Driving
Chemical Technology

The Laboratory for Chemical Technology (LCT) integrates chemical science and engineering in its research on catalysis, polymerization, kinetics, reactor design and process design. LCT is part of the Department of Materials, Textiles and Chemical Engineering within the Faculty of Engineering and Architecture at Ghent University in Belgium and member of the Centre for Sustainable Chemistry (CSC) of Ghent University. LCT aims at research excellence and bottom-up innovation in the framework of technological, industrial, and societal challenges.

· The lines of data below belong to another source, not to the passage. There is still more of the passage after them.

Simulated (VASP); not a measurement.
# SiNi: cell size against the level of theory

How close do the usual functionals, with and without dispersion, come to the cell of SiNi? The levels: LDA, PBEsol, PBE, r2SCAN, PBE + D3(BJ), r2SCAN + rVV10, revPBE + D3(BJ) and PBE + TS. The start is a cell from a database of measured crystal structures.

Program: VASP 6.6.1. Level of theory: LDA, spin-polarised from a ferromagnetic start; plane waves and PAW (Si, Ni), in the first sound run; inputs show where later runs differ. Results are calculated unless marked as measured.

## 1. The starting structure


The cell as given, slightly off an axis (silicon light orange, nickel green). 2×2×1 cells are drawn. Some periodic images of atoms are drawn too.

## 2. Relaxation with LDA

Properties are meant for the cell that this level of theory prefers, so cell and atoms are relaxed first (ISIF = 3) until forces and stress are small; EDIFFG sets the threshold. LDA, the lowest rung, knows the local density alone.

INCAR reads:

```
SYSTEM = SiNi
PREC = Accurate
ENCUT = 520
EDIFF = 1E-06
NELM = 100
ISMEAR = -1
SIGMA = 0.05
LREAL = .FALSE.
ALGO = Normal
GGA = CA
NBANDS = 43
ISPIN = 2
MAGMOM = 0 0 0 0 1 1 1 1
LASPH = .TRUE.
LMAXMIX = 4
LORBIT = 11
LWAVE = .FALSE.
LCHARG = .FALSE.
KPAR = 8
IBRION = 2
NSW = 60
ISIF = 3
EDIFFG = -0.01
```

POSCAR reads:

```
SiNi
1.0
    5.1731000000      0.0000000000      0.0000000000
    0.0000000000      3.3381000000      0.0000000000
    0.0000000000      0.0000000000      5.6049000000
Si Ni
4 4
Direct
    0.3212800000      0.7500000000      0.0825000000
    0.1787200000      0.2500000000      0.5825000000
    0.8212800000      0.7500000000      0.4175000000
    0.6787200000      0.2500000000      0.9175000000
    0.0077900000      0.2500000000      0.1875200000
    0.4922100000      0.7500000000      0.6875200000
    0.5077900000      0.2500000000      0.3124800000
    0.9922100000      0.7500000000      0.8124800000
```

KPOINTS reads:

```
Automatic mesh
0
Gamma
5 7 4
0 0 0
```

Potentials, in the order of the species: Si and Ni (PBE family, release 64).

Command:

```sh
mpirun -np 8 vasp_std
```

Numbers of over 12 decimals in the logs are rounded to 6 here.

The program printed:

Postdoctoral Researcher: Catalytic Chemical Recycling of Plastic Waste using a Vortex Reactor

Aim

Advance the development of the vortex reactor as a platform for catalytic chemical recycling of mixed plastic waste, focusing on understanding the interplay between reactor hydrodynamics, catalytic activity, and product selectivity in fast pyrolysis conditions.

Context

Plastics are indispensable materials but represent a major challenge at end-of-life, particularly for mixed and contaminated waste streams that cannot be efficiently treated by mechanical recycling. Chemical recycling, and specifically pyrolysis, provides a pathway to convert these materials into monomers and valuable hydrocarbons. However, conventional reactor technologies such as fluidized beds or stirred tanks often suffer from poor heat transfer and long residence times, leading to unwanted secondary reactions and byproduct formation.

The vortex reactor, recently demonstrated at the Laboratory for Chemical Technology (LCT) at Ghent University, enables fast heating, short residence times (milliseconds), and enhanced mass and heat transfer. This design minimizes secondary reactions and maximizes monomer yields, such as styrene from polystyrene pyrolysis, achieving recoveries above 85 wt%.

Building on this foundation, the next step is to integrate catalytic functionality into the vortex reactor to selectively upgrade plastic-derived intermediates and tackle mixed plastic waste. Catalysts—acidic, metal-based, or bifunctional—can promote dechlorination, aromatization, or selective cracking, while the vortex regime ensures excellent contact between the hot gas and reactive surface.

Program

The postdoctoral researcher will:
• Characterize representative mixed plastic waste streams (polyolefins, polystyrene, PVC-containing fractions) and quantify the impact of impurities and additives on catalytic and non-catalytic pyrolysis behavior.
• Design and conduct experiments in the pilot-scale vortex reactor under both thermal and catalytic conditions, testing various catalyst formulations (e.g., zeolites, aluminosilicates, metal oxides, bifunctional materials).
• Develop catalyst integration strategies, including in situ or ex situ configurations, supported catalyst coatings, or co-feeding of particulate catalysts.
• Use advanced online analytics (GC×GC-FID, RGA, MS) to quantify products and intermediates, enabling mechanistic insight into catalytic pathways and secondary reactions.
• Establish kinetic and reactor models linking operating parameters, catalyst characteristics, and hydrodynamics to product selectivity and reactor performance.
• Assess scalability and process intensification potential, identifying optimal catalytic conditions that balance selectivity, stability, and energy efficiency.

Expected Outcomes
• Mechanistic understanding of catalytic versus non-catalytic pyrolysis under vortex flow conditions.
• Identification of catalyst–reactor synergies that enable selective monomer recovery and impurity mitigation.
• Quantitative models to guide scaling and design of catalytic vortex reactors for industrial advanced recycling.
• Contribution to the development of sustainable, circular routes for mixed plastic waste valorization.